Parliament live: High Court detainee unmonitored due to legal advice


The federal government has made a grim concession after revelations it lifted ankle bracelet monitoring and curfew conditions imposed on an ex-detainee convicted of serious sex crimes.

Home Affairs Minister Clare O’Neil said an individual known as XTVC, released under a High Court ruling in November, was released without monitoring conditions under the advice of experts, and suggested there was no other course of action that could have been taken.

It came after reports emerged that the 42-year-old individual, who was convicted of raping a 19-year-old in 2011, had launched a successful legal challenge to have his anklet bracelet monitoring and curfew conditions lifted.

Hosing down public safety fears on Wednesday, Ms O’Neil stressed that the government had agreed to the conditions because it was the most legally viable option.

“I can’t comment on that specific case. The Community Protection Board provides expert advice to the government on these matters and the government takes their advice,” she told Today.

“I am an Australian woman and there is no way that anyone is apologising for the behaviour of this individual. I can tell you from the bottom of my heart that if I could do anything to put that person in detention I would do it.”

But Liberal Senator Jane Hume accused the government of outsourcing blame over the detainee saga, reigniting the Coalition’s calls for Immigration Minister Andrew Giles to resign.

“This is a crisis that seems to lurch from disaster to disaster every single week,” she said.

“This seems to be blaming anybody else other than yourself for your problems. Quite frankly Minister Giles needs to resign and Anthony Albanese needs to stop the protection racket for this incompetent minister.”

‘Entitled’: Wong breaks silence on Keating

Foreign Minister Penny Wong says Paul Keating will not speak on behalf of Australia during high-level talks with a senior Chinese diplomat, breaking her silence.

The former prime minister‘s comments come ahead of her sit down with China’s foreign minister Wang Yi on Wednesday, marking the first trip made to Australia by a highly-ranked Beijing official since 2017.

Ahead of her historic meeting with her Chinese counterpart, Senator Wong told The Australian Mr Keating was “entitled to his views” but said he “does not speak for the government nor the country”.

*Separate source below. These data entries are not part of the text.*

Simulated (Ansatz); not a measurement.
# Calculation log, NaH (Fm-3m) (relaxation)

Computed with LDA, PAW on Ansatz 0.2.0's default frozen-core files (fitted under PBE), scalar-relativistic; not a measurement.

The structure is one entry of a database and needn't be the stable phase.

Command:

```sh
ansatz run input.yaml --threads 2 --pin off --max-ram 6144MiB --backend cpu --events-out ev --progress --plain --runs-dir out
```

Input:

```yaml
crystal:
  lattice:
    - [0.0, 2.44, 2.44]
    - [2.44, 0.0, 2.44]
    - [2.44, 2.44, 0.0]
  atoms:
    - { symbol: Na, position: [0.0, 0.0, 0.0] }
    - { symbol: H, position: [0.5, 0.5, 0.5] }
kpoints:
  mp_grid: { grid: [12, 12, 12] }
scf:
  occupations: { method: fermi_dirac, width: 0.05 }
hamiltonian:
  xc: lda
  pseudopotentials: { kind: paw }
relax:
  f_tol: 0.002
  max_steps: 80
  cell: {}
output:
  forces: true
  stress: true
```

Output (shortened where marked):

The Labor veteran has been a fierce critic of Senator Wong’s approach to managing foreign relations with China, most recently blasting her government’s “mindless pro-American stance” during the Australia-Asean special summit in Melbourne earlier this month.

Senator Wong is expected to raise a host of issues with Mr Wang during Wednesday’s talks, including human rights abuses, regional security, trade barriers against Australian producers and raise opposition to the death sentence imposed on Australian citizen Yang Hengjun.

On Tuesday, opposition foreign affairs spokesman Simon Birmingham, who will also meet with Mr Wang, told the ABC Mr Keating should “reconsider” his meeting with Wang Yi.

“It is quite pointed and somewhat insulting towards Senator Wong for the Chinese Embassy to have sought this meeting, given just how publicly critical Paul Keating has been of Penny Wong and the Albanese government and their foreign policy,” Mr Birmingham said.